Sunk Costs: The Value of Quitting

The slogans zing at writers everywhere we go, from tree-dangling kittens on social media to well-meaning cocktail party guests. Keep the Faith. Never Give Up. Butt in Chair. And we spoon feed it to ourselves as well, suckling at the teat of those old stories about writers finally getting published after years of work and rejection, from John Kennedy Toole to Dr. Seuss. There are times, however, when every writer should just throw in the towel.

To be sure, writing a novel takes an enormous amount of faith and discipline, often over several years. Like those nutty folks who run Ironman triathlons, we must spend eons working for something we don’t know we will ever really complete. So what’s the difference between tenacity and stubbornness? When should a writer stop working on a piece or see it through to completion?

Economics has a concept of sunk costs that basically goes like this: each and every new investment in a project should be weighed in terms of the expected return on that new investment, not on the premise of the investment already made. Nice in theory, but humans are terrible in practice. It’s simply against our nature to give up and walk away from a previous investment, be it money or time. I’ve seen normally great investors keep pushing to complete a deal that will no doubt turn sour just because they can’t stand to write off six months’ worth of work. Likewise, the temptation that this one more investment will save the whole shebang is greater than most of us can resist. After all, that’s what keeps those Nigerian prince scams going. Each call convinces the mark that if he ever wants to see his cash again, he needs to pony up even more money.

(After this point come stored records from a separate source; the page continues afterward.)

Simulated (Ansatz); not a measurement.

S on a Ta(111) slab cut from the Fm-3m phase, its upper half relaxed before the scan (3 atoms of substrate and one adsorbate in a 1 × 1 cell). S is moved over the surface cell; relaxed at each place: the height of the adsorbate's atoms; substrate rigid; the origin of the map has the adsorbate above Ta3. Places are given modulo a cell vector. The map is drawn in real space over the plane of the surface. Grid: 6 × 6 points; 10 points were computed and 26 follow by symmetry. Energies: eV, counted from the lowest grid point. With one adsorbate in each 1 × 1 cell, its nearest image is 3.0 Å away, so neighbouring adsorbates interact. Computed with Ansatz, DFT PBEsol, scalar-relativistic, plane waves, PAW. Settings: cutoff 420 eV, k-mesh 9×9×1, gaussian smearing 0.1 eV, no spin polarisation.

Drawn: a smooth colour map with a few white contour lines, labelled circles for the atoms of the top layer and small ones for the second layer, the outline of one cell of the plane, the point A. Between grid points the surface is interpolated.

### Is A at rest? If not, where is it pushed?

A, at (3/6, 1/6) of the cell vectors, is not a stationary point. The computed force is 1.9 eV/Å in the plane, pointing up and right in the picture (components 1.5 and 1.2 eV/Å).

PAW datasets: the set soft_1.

Writers do the same thing. How many times have we heard that lament in workshop, but I can’t just give up the two hundred pages I’ve already written? How many times have we said that ourselves? Of course the world needs an entire novel told from the perspective of a caged liger at the zoo. What could be wrong with that premise? And so we drag ourselves to the computer and keep going because we can’t face the idea of flushing all that time. We have no more fire for the project. Each tap of the keyboard sucks a little bit more of our soul. We try to come up with last-ditch ideas: I know, I’ll add a lemur as an antagonist! That will fix it!

When investing, there are metrics to ascertain an expected return from additional investment. Sales, profits, customers, clicks—something that is quantifiable and while it requires extrapolation, there’s at least a starting point. Writing isn’t objective. If we were to apply a cost/benefit analysis to this kind of work we’d all be slinging fries at a fast food restaurant. Any additional investment in a writing project is by definition irrational. Maybe, though, it doesn’t have to be so. There are hints. Although a dangerous practice, we can take cues from fellow workshop participants. Golly, I just can’t seem to break through to the liger’s real motivations at any point in the work. Mostly, however, we know the answer ourselves. No matter how tired we are of the work or how much we’d rather plop down in front of House of Cards instead of the keyboard, after a few minutes of reading a worthwhile piece, we will find something redeeming. When that loving feeling is gone altogether is the time to rethink whether it makes sense to put another callous on our fingertips for the work at hand.

There’s another economic concept that applies here as well: opportunity cost. Every moment we spend putting words into the liger’s mouth is time we could have spent writing something else. This concept reframes the original question. Instead of dreading the idea of having wasted so much energy on a failed project we can see the future energy that could be used to create something more artistically promising. So it isn’t just costing us friends, fitness and eyesight to keep chugging away, but a full realization of our capabilities.

This isn’t simple stuff. It’s a fine line between being a quitter and making an informed, mature decision. I won’t pretend to be above throwing myself on the kitchen floor in a martini-fueled tantrum upon realizing that another moment spent on a manuscript is a waste of creative energy. There are the usual stages: denial, anger, grief. But a relief eventually comes when you can sit before a blank sheet of paper and not have to try to think about whether the liger would use American English or the Queen’s.

Unlike those triathletes, writers have a distinct advantage. Whereas from the moment they stop training triathletes’ muscles begin to decline, all that wasted writing has only honed ours. Each word we write makes us better at writing the next one. Being able to make peace with sunk costs, realize that no matter how many doughnut crumbs we drop into the keyboard, there’s no saving some projects will only allow the practice to shine through in something else.